Texas companies with forgiven loans under the Paycheck Protection Program (PPP) face additional complications in computing their Texas Franchise Tax (TFT). Amounts forgiven under the PPP program are generally excluded from income for federal tax purposes, and PPP borrowers can take federal tax deductions for ordinary business expenses paid with PPP loan proceeds. While many states are following the Federal tax treatment of PPP loan forgiveness and related expense deductions, Texas has not conformed to the treatment related to loan forgiveness.
Because the TFT applies to federal tax laws in effect for the federal tax year beginning on January 1, 2007, Texas does not conform to the Internal Revenue Code changes made by the CARES Act and the Consolidated Appropriations Act of 2021 in implementing the PPP program. The treatment in PPP loan forgiveness for TFT purposes was confirmed recently in the Comptroller’s Tax Policy News for February 2021.
The TFT, which is based on a taxable entity’s margin, is computed as either 70 percent of total revenue; total revenue minus cost of goods sold (COGS); total revenue minus compensation; or total revenue minus $1 million. Calculating the revenue portion of this equation will require Texas taxpayers to include in income the forgiven PPP loans that are excluded from income for federal tax purposes unless excluded by IRC Section 108. Taxpayers will be able to deduct the expenses paid with forgiven PPP loan proceeds if the expenditures qualify for the COGS or compensation portion of the TFT.

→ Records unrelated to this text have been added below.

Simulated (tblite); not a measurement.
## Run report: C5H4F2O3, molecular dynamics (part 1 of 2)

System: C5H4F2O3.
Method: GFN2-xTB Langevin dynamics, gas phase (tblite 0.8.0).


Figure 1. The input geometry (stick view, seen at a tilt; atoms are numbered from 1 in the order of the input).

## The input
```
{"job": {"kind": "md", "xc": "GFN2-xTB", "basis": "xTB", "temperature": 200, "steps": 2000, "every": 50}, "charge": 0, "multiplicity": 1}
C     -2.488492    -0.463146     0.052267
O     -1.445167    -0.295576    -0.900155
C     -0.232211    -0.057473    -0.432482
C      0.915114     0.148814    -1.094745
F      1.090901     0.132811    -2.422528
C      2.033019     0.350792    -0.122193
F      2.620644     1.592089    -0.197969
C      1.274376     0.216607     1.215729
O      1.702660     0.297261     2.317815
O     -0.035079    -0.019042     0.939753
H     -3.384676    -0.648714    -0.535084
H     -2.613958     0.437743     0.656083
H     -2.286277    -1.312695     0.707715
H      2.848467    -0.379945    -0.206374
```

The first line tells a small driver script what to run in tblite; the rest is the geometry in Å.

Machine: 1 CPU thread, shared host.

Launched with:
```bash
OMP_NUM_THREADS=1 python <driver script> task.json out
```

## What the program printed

The nonconformity of Texas law also affects the determinations of apportionment for the taxpayer. For apportionment, CODI must be sourced to the state of legal domicile of the creditor. For corporate entities and limited liability companies, the state of legal domicile is the state of formation. The legal domicile of a partnership, trust, or joint venture is the principal place of business of the partnership, trust, or joint venture (where management directs, controls and coordinates the entity’s activities.) This apportionment rule may allow Texas taxpayers some relief by sourcing an amount outside of the state.
What Should Companies Do?
Unless the Texas legislature passes legislation to explicitly exclude forgiven PPP loan amounts from revenue and allow deductions for expenses paid using the PPP loan proceeds, Texas taxpayers should include the amount of CODI from forgiven PPP loans in income and apply the apportionment rule to the CODI as described above. A bill (SB 372/ HB1195) has been introduced in the current Texas legislative session that would allow taxpayers to exclude the PPP loan forgiveness from total revenue while continuing to allow related expenses as a deduction if available for COGS or compensation purposes. Given the extension until June 15, 2021 to file and pay the TFT, the bill could be passed before the returns are due. Weaver will continue to monitor the Legislative session and provide updates as necessary.
Update: Texas Governor Greg Abbott signed SB 372/ HB1195 into law on May 7, 2021. The law excludes forgiven PPP loan amounts from revenue and allow deductions for expenses paid using the PPP loan proceeds if available for COGS or compensation purposes.